I’ve recently been reading an outstanding publication called ‘Thinking, Fast and Slow’ by Daniel Kahneman. The book is about ‘human rationality and irrationality’ and how the brain can often jump to the wrong conclusions. One reason for this cites Kahnenman is ‘because people are prone to apply causal thinking inappropriately, to situations that require statistical reasoning’. I find this nowhere more apparent than in the world of digital media and particularly in the subject of attribution. The industry is forever trying to credit the media, the creative or the website etc. for the success or failure of a campaign. The ability to credit a campaign with success is fundamental to a marketing agency’s business model. Without being able to do this, agency’s would not be able to prove their successes to clients and justify their fees. Clients in turn would not be able to make business cases to their seniors for bigger budgets (and bonuses). Accreditation is one of the most important factors of Google’s success and Facebook’s failure. Google’s advertising model allows marketers to apply credit to media spend in a way that no other publisher has achieved. Accreditation has created an environment where anything that is difficult to measure or attribute value to has come under much greater scrutiny from the industry.
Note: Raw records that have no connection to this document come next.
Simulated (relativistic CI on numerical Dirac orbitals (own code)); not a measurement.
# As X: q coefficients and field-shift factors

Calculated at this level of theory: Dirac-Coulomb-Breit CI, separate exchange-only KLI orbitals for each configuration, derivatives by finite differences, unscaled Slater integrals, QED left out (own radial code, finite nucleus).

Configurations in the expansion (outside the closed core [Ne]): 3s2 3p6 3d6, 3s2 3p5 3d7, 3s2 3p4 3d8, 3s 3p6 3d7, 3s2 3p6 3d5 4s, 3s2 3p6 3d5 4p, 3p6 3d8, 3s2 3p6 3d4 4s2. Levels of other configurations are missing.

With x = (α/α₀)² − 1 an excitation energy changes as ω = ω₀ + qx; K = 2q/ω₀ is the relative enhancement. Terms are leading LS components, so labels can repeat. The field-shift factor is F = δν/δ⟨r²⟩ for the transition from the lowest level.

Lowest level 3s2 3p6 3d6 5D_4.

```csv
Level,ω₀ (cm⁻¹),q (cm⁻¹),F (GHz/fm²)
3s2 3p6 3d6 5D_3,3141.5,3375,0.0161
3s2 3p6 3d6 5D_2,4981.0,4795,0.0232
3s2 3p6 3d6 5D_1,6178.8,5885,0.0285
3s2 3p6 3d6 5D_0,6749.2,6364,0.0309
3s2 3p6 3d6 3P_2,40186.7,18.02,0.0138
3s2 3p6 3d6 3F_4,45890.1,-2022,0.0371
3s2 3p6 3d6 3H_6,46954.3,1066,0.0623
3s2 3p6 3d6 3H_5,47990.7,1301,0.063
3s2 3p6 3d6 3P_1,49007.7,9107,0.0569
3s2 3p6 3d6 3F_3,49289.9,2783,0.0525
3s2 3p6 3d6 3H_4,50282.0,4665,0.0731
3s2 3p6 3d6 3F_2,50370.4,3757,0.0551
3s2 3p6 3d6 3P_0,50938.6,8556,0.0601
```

The true causal effect of an online sale for example, is dependent on so many factors, ranging from media effectiveness, to time of day, to the availability and pricing of the product, to the mood of the customer and so on. I was recently asked by a colleague to explain exactly how effective a particular creative asset was in driving sales in an online campaign. After analysing a specific data set I came to the conclusion that being able to isolate ‘creativity’ as a causal factor of the campaign was virtually impossible as there were so many other influences on performance to consider (see Fig A), many beyond one’s control.
Causation is a very difficult thing to prove in the creative world as it’s often impossible to isolate creativity as a factor, at least statistically. This is why the industry is still so reliant on panel research to understand creative effectiveness.
If creativity is burdened with being the most subjective factor when evaluating correlation to performance, surely search, as arguably the most measurable marketing channel we have, should be the easiest online marketing activity to assume ‘causal’ not correlated performance? – Unfortunately not. For many brands, over 50% of accredited sales come from branded keywords. Branded searches, and therefore sales are driven by a multitude of factors including above the line marketing activity, existing brand awareness, word of mouth, navigational searches, media spend and so on. This means that for many brands, over 50% of their search budget isn’t truly measurable.
The digital media methodology in which causality is a preoccupation is attribution. This is a ‘philosophy’ presupposes that correlation is causation, that because we can see large numbers of ‘views’ preceding ‘clicks’,(or ‘clicks’ preceding ‘clicks’) and because these two data sets correlate, that display (or another channel) has somehow caused or driven search volume or improved traffic to a website. I have previously questioned this assumption and in the many cases this scenario has played out, I discovered the real reason search volumes increased with display was more to do with the fact that a particular brand had been running more traditional media activity at the same time. In fact, I rarely see a greater correlation than that between media spend and traffic volume when evaluating what caused uplift in campaign performance. The trouble with this of course is that increased spend is often the result of a new campaign, a new creative execution, a new product or a key seasonal period. These multiple associated factors will always confuse causal explanations of successful performance.
When it comes to attribution and display it is of course statistically very likely that if you are serving millions of impressions you will see a correlation between search and display; often more likely than display being the actual ‘cause’ of the uplift. In every display campaign I run I recommend running a ‘true lift’ study and testing against a control as standard. This is one way of getting a more accurate view of performance.
The fact is that we cannot completely isolate the online world from its big brother. Macro factors (see Fig A) are often so dominant as to render the evaluation of online media performance redundant. This is not to undermine the role of digital media, but to appreciate its role in our ecosystem as often being a great facilitator or complement to other activity, or what I have often referred to as the greatest marketing ‘condiment’ that has ever existed. I have also wanted to illustrate that questioning and interrogating data is fundamental to what we do and assuming a causal relationship to performance whilst tempting, can often be misguided.